Major General Harold Greene, who was murdered by a jihadist in Afghanistan Tuesday, is the highest-ranking American officer since the Vietnam War, 44 years ago, to be killed in combat. Or at least one hopes that he will be accorded the full honors of a soldier killed in combat. With the Obama administration and its compliant Pentagon brass, you can never be sure.
The two-star general was killed, and 15 fellow allied soldiers wounded, not on the battlefield but in the seemingly secure confines of a military base — in this instance, a training school outside Kabul. The shooting spree was carried out not by honorable combatants wearing an enemy uniform but by a stealth terrorist dressed as a member of the allied force whose treachery enabled him to kill and maim.
That makes it eerily similar, although considerably less bloody, than the Fort Hood massacre. In that 2009 attack, 13 American soldiers were murdered, and dozens wounded. The assassin was Nidal Hasan, who was formally a commissioned U.S. Army officer, but in reality a stealth terrorist — the “Soldier of Allah” described on the business cards he carried inside his soldier-of-America camouflage.
At the moment they were killed and wounded, the Americans in Fort Hood were being processed for imminent deployment to Afghanistan. They were headed to fight in the same war in which General Greene was killed by our jihadist enemies — the same “Muslim brothers” Hasan admitted mass-murdering our troops to protect.
Hasan, who screamed “Allahu Akbar!” as he mowed our troops down, acted while in communication with, and under the influence of, Anwar al-Awlaki, a notorious al-Qaeda operative. By 2009, Awlaki was known to have held furtive meetings with two of the principal suicide-hijackers in the days before the 9/11 attacks. He was adept at recruiting and inciting anti-American jihadists, like Hasan. Indeed, he is believed to have inspired other anti-American terror attacks and attempts.
That is why the commander-in-chief, relying on the law of war, authorized Awlaki’s killing by a drone strike in Yemen. Yet the same commander-in-chief and his Pentagon yes-men have adamantly refused to categorize the Fort Hood shootings as related to war and armed combat.

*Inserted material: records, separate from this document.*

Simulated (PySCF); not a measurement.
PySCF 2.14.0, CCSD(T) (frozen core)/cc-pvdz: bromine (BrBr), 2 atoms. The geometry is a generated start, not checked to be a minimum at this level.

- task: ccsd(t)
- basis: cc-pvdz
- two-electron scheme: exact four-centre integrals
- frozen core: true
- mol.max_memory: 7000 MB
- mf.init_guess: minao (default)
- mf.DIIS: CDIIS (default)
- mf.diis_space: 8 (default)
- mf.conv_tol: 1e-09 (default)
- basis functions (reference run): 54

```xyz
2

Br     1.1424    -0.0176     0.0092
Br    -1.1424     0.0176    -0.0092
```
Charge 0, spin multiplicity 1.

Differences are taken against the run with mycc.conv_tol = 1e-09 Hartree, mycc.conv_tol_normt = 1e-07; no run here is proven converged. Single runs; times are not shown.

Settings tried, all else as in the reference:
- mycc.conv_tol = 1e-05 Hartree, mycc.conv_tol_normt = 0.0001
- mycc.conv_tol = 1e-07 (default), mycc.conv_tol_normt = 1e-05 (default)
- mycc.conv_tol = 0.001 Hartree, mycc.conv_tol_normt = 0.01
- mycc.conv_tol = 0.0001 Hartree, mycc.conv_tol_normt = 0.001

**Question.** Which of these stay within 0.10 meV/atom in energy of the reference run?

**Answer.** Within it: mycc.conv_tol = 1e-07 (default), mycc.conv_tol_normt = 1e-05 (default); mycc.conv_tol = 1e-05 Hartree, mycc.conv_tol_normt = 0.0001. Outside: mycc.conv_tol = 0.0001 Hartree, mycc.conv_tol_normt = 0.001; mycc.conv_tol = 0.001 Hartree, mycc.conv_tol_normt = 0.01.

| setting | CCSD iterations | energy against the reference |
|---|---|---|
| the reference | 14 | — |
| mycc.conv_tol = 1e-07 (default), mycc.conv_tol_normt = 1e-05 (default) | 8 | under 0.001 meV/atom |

Twice as many Americans were killed at Fort Hood in 2009 while preparing to fight the enemy than at the World Trade Center in 1993 while working at their jobs. The WTC bombing is appropriately remembered as a jihadist attack and was prosecuted under terrorism charges — I was the prosecutor of the cell convicted of “conspiracy to wage a war of urban terrorism against the United States.” Yet, the Obama administration has categorized the Fort Hood massacre at a military installation as mere “workplace violence.” It was prosecuted as simple homicide, not terrorism. Our killed and wounded have been denied purple-heart medals, the honor due to combat casualties of the jihad.
The “workplace violence” tripe is based on the fiction that Hasan was a “lone wolf.” In part, this is a cover-up of fatally reckless government incompetence. Hassan’s military superiors knew he was an Islamic supremacist. The ostensible U.S. Army psychiatrist was quite open about it, even incorporating jihadist ideology into his academic lectures. More to the point, the army was alerted by the FBI and its Joint Terrorism Task Force about Hasan’s contacts with Awlaki. Still, the brass took no preventive action. Instead, they dismissed Hasan’s terrorist contacts as “professional research”; promoted Hasan from captain to major and, ultimately, to lieutenant colonel; and left American soldiers at risk even though the phenomenon of deadly jihadist infiltration — what the military calls “green-on-blue attacks” of the type that killed General Greene — was well known.
But there is much more to this most self-destructive side of willful blindness. Initial reporting from the Associated Press regarding General Greene’s murder elaborated that, while credit for “insider attacks” is sometimes claimed by the Taliban in Afghanistan, other “green on blue” killings
are attributed to personal disputes or resentment by Afghans who have soured on the continued international presence in their country more than a dozen years after the fall of the Taliban’s ultra-conservative Islamic regime. Foreign aid workers, contractors, journalists and other civilians in Afghanistan are increasingly becoming targets of violence as the U.S.-led military coalition continues a withdrawal to be complete by the end of the year [emphasis added].
Now, why would Afghans be “resentful” about the presence of American forces whose mission, for the last decade, has increasingly shifted from promoting American national security to making a better life for Afghans? Why would not only soldiers but civilian contractors and foreign-aid workers — all there to build Afghan democracy and civil society — be “targets of violence”?